Document Ocr Agent

Document OCR Agent: OCR and document intelligence tool. Send any PDF, image, or scanned document and receive extracted text, structured entities (dates, amounts, names, addresses, line items), and per-page metadata. Use when an agent needs document ocr agent, google document ai ocr, receipt ocr and text extraction, invoice parsing and field extraction, pdf document text extraction, scanned image ocr, process document, document type through AgentPMT-hosted remote tool calls.

AgentPMT@agentpmt

Install

openclaw skills install @agentpmt/document-ocr-agent

Document OCR Agent

Freshness

Last updated: 2026-06-24.

If the current date is more than 7 days after the last updated date, reinstall this skill from skills.sh or ClawHub before relying on endpoints, schemas, setup steps, or examples.

What This Tool Does

Hire the OCR AI model to extract text, structured entities, and page-level data from scanned documents, receipts, invoices, PDFs, and image. Supports OCR text extraction from photos of receipts, handwritten notes, printed forms, business cards, shipping labels, contracts, and any document type. Identifies structured fields like dates, amounts, addresses, line items, tax totals, vendor names, and more. Accepts input via base64 content, public URL, or AgentPMT file storage ID. Ideal for expense tracking, invoice processing, receipt scanning, document digitization, data entry automation, bookkeeping ingestion, form parsing, and archival workflows.

Product Instructions

Google Document AI OCR

Extract text, entities, and structured data from PDFs, receipts, invoices, and images using Google Document AI. No credentials or project IDs needed -- the tool uses a backend service account automatically.

Overview

This tool processes documents through Google Document AI with specialized processors for different document types. Provide a file via URL, cloud file ID, or base64-encoded content, and receive extracted text, structured entities (dates, amounts, names, line items), and per-page statistics. Multiple images can be batched into a single multi-page document for processing.

Actions

process_document

Extract text and structured data from a document.

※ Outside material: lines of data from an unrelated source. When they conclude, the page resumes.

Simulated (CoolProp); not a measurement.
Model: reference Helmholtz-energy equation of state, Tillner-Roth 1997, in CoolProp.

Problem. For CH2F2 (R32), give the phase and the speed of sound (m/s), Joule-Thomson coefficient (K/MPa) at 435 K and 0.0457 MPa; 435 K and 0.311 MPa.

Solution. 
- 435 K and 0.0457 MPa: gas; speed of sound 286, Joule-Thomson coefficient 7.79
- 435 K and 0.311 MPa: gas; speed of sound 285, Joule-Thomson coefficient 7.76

Required parameters (exactly one of):

file_urls (array of strings) -- URL(s) to process. One URL for a single file, or up to 10 image URLs to batch into a multi-page document.
file_ids (array of strings) -- Cloud file ID(s) to process. One ID for a single file, or up to 10 image IDs to batch into a multi-page document.
content_base64 (string) -- Base64-encoded file content to process (single file only).

Optional parameters:

document_type (string, default: "general") -- Selects the specialized processor. Options: general, bank_statement, expense, invoice, drivers_license, passport, utility, w2, w9.
mime_type (string) -- MIME type of the input (e.g., application/pdf, image/png). Auto-detected from URL headers if omitted; defaults to application/pdf when unresolvable.
max_text_chars (integer, default: 12000, min: 200, max: 250000) -- Max characters of extracted text to return.
max_entities (integer, default: 200, min: 1, max: 2000) -- Max extracted entities to return.
include_pages (boolean, default: true) -- Include per-page summary data (page dimensions, token/line/paragraph/block/table/form field counts).
include_entities (boolean, default: true) -- Include extracted entities (type, mention text, confidence, normalized value).
include_raw_document (boolean, default: false) -- Include the full raw Document AI response object.

Document Types

`document_type`	Best for	Extracts
`general` (default)	Any document or image	Raw OCR text only
`bank_statement`	Bank statements	Transactions, balances, dates, account info
`expense`	Receipts, expense reports	Line items, totals, tax, vendor, date
`invoice`	Invoices	Line items, amounts, due dates, vendor, PO numbers
`drivers_license`	US driver's licenses	Name, DOB, address, license number, expiry
`passport`	US passports	Name, DOB, nationality, passport number, expiry
`utility`	Utility bills	Account number, billing period, charges, usage
`w2`	W-2 tax forms	Employer info, wages, tax withheld, SSN
`w9`	W-9 tax forms	Name, business name, TIN, address, tax classification

Example: Basic OCR from URL

json

{
  "action": "process_document",
  "file_urls": ["https://example.com/document.pdf"]
}

Example: Receipt with structured extraction

json

{
  "action": "process_document",
  "document_type": "expense",
  "file_urls": ["https://example.com/receipt.jpg"]
}

Example: Invoice from base64

json

{
  "action": "process_document",
  "document_type": "invoice",
  "content_base64": "JVBERi0xLjQK...",
  "mime_type": "application/pdf"
}

Example: Batch multiple images into one document

json

{
  "action": "process_document",
  "file_urls": [
    "https://example.com/page1.jpg",
    "https://example.com/page2.jpg",
    "https://example.com/page3.jpg"
  ]
}

Example: Process from cloud file ID with limited output

json

{
  "action": "process_document",
  "document_type": "w2",
  "file_ids": ["abc123"],
  "max_text_chars": 50000,
  "include_pages": false
}

Example: Get full raw response

json

{
  "action": "process_document",
  "file_ids": ["abc123"],
  "include_raw_document": true
}

Workflows

Extract text from a scanned document

Call process_document with file_urls pointing to the scanned PDF or image.
Read result.text_excerpt for the extracted text content.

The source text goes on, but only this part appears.